I could have called specuvestors something worse, rentier leeches maybe, but specuvestor is being kind.
Very Very well written and all very true well done.
One thing I would add is the Banking cartel in NZ BNZ ANZ, WESTPAC, ASB are the controller of this Ponzi and the only thing they have been interested in sense the GFC is housing .No interest at all in business.
Vote very very carefully NZ we could have a tuff 3 years ahead of us.
He's tried to be, but no.
And the reason is simple; glaring; obvious: He's interviewed economists.
If you get sense out of them, it's en passant. That is the bit where they mention global factors, albeit through a financial lens.
And it wasn't just this current Government, it's been every one since about Kirk - with the possibly-excused Muldoon attempts to address the Limits to Growth issues. Those were more discussed then, than they are now; we're dumber in our debate now than we were in 1980. Thus Motonui
https://www.engineeringnz.org/programmes/heritage/heritage-records/motu…
It was ahead of its time; look at our vulnerability now!

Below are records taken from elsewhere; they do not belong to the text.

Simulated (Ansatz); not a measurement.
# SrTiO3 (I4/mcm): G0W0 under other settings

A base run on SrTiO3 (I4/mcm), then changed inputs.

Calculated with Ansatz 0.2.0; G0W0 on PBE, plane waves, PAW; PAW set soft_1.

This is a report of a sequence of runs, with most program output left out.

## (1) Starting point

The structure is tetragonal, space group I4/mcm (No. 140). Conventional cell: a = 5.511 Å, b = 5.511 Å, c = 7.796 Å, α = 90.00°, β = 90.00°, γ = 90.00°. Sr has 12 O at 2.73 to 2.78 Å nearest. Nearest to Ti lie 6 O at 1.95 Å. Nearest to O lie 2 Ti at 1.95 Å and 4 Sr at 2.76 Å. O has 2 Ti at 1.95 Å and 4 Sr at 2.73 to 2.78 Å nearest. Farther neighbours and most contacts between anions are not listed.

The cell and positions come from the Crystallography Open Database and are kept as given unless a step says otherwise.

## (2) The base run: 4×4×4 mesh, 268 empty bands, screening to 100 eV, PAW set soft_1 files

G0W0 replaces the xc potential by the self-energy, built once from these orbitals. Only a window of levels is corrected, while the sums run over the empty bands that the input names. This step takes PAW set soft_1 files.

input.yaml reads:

Whichever grouping is elected, they will attempt to do BAU, plus or minus a tiny fraction. They will borrow, because they think tomorrow can repay. But it increasingly won't. And that will likely snowball - read a human account of living in Weimar Germany, for a taste of how it staggers. This time it's global, intermeshed - the US can't live without imported things, neither can any other nation.
Fixating on some 'others' your peer-group don't like (I'm guessing) misses seeing the bigger predicament. Debt will either be defaulted on, jubilee'd, or wiped out in a collapse. The real question is: What did they buy with it, and is it future-applicable?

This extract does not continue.